Google competes for the future; Microsoft, the past

Wednesday, November 11, 2009

Google was born on the Web and is increasingly giving Microsoft fits by forcing the decades-old software giant to compete on Google's terms. Like open source. Like cloud computing.

Microsoft may shore up its fortunes in the short term with a successful Windows 7 launch. But in the long term, its very success with outdated "desktop" products threaten to cede the market to Google.

We'll have all of it, please

It's not really fair to Microsoft. Microsoft is a victim of its own success, needing to cater to its existing clientele with each new release, in true "Innovator's Dilemma" fashion. Hence, Microsoft continues to make a lot of money, but its last two quarters have seen traditional strengths like Windows become a drag on earnings as enterprises spend more money with Google, Red Hat, and others.

Google's lack of legacy frees it to innovate rapidly and broadly, as Genentench CIO Todd Pierce, a Google Apps customer, suggests:

The rate of innovation at Google is - well I mean, the Oracle, SAP and Microsoft product cycle is five years; Google's product cycle is five days. It's incremental. In five days you're not going to be able to cancel your Microsoft Office license, but in five years, you won't have Microsoft Office.

Microsoft, for its part, is so concerned with "backward compatibility"--"Is this product/feature compatible with our ability to continue to monetize our 1980s-style desktop monopoly?"--that it continues to struggle to embrace the Web. CNET blogger Dave Rosenberg points out that Windows 7 should have been Microsoft's launchpad to cloud computing, but isn't.

There are a lot of "should have beens" for Microsoft when it comes to the Web.
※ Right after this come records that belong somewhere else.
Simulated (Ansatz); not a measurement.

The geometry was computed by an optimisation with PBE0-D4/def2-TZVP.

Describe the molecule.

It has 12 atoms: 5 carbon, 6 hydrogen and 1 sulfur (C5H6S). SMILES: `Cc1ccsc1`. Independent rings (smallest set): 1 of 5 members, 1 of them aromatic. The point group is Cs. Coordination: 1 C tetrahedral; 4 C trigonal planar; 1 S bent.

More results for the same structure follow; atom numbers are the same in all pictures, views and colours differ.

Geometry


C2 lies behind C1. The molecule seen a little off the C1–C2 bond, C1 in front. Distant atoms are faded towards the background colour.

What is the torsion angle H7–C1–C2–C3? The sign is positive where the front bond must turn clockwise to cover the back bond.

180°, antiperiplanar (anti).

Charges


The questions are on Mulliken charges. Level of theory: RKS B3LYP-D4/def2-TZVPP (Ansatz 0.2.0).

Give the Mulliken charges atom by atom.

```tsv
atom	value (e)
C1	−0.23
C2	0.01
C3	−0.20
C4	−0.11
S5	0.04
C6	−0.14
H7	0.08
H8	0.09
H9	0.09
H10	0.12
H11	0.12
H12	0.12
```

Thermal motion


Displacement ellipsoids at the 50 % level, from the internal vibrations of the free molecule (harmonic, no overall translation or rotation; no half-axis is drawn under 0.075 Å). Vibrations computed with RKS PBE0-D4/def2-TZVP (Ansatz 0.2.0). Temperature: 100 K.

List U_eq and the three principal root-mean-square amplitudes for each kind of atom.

Meanwhile, no one is slowing down for Microsoft. Let's stick with cloud computing for a minute. VMware dominates virtualization and has a strong claim on cloud computing, though open-source rivalry from Eucalyptus and VMops threatens to challenge both VMware and Microsoft as they seek to dominate cloud computing.

And then there's Google, which provides an increasingly wide array of cloud-based services to enterprises looking to untether themselves from the desktop. In an interview with CNET News, Google CEO Eric Schmidt argues that "The browser can be both enterprise- and consumer-capable. The architecture is driven from the browser. That is the story of enterprise IT today."